Engine Control System
Objective:
Create two subsystems, where each subsystem executes on separate Micro Controller Units (MCU). One subsystem represents the Engine Management System (EMS) and the other the Engine Control Unit (ECU).The system is to emulate an Engine Control System
The EMS will send commands to the ECU, the ECU will acknowledge the command, the ECU reacts to the command, and the EMS will measure the reaction. This is a simple closed loop uncontrolled system, but it does help demonstrate a multi discipline system. The following figure lays out the basic flow of the system.
- To define CMD protocol, handshake and error messages.
- To define time domain interactions (when a command is received to when the actual freq. is changed)
- State machine to handle messages and errors, response synchronization
Behavior Requirements:
1. Inputs :
a. S1; start engine (default speed 10rpm) / stop Eng.
b. S2: each press increments speed by 10rpm (max 150 rpm)

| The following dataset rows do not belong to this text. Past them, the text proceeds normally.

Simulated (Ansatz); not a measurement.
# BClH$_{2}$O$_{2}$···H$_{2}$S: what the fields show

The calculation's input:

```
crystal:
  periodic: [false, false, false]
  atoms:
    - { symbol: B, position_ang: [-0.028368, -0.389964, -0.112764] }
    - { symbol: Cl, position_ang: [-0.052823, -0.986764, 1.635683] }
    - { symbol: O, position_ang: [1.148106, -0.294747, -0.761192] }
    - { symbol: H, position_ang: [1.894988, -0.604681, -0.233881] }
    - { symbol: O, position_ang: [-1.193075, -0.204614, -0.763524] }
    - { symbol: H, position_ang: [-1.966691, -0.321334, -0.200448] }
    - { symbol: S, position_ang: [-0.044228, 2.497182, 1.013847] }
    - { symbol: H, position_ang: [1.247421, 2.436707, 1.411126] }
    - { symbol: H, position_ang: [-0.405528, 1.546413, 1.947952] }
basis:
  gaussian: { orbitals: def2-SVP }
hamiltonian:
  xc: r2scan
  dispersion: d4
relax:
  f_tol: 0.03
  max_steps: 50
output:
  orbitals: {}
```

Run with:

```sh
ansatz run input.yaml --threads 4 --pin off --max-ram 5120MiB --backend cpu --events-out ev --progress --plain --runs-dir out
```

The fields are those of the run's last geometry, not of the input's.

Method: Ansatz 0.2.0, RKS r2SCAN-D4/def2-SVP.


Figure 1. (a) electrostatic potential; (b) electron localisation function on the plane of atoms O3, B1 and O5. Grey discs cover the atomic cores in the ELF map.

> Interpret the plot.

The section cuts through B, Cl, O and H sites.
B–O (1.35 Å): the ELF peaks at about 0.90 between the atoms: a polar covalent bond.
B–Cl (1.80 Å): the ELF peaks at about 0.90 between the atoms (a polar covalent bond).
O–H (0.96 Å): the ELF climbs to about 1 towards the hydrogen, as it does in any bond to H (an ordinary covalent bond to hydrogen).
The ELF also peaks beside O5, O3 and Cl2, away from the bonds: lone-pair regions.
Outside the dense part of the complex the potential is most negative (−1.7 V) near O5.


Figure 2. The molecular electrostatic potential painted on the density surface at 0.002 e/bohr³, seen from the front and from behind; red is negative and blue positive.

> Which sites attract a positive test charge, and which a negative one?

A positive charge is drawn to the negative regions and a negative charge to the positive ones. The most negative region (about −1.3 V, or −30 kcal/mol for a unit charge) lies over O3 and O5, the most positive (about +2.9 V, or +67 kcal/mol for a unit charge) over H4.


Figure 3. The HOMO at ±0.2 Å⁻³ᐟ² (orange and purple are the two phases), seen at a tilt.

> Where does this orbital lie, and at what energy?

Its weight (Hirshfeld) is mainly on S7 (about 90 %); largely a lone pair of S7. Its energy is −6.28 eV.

c. S3: each press decrements speed by 10rpm (min 0 rpm)
d. Engine rpm input IC1(RD8)
e. Comm: your design
2. Outputs:
a. LED0 (D4) : engine state (stop=off, running=on)
b. LED1 (D5): error
c. LED3 (D6): blink per sec = error code (1/sec, 2/sec, 3/sec)
d. Engine rpm frequency output
e. Comm: your design
3. Errors
a. Limit breach: speed too fast: blink 1/sec
b. Limit breach: speed too slow: blink 2/sec
c. Unknown Command: blink 3/sec
i. This will require a breakpoint or
ii. Other fault injection
The intent is to control freq. (speed) 0 - 150 rpm, steps of 10rpm (hint nibble is 4 bits, 2**4-1 is 15. Steps of 10, = nibble * 10=rpm) or 2**8-1 or 0-255, RPM is the cycle of the state machine (state 1 to state 1).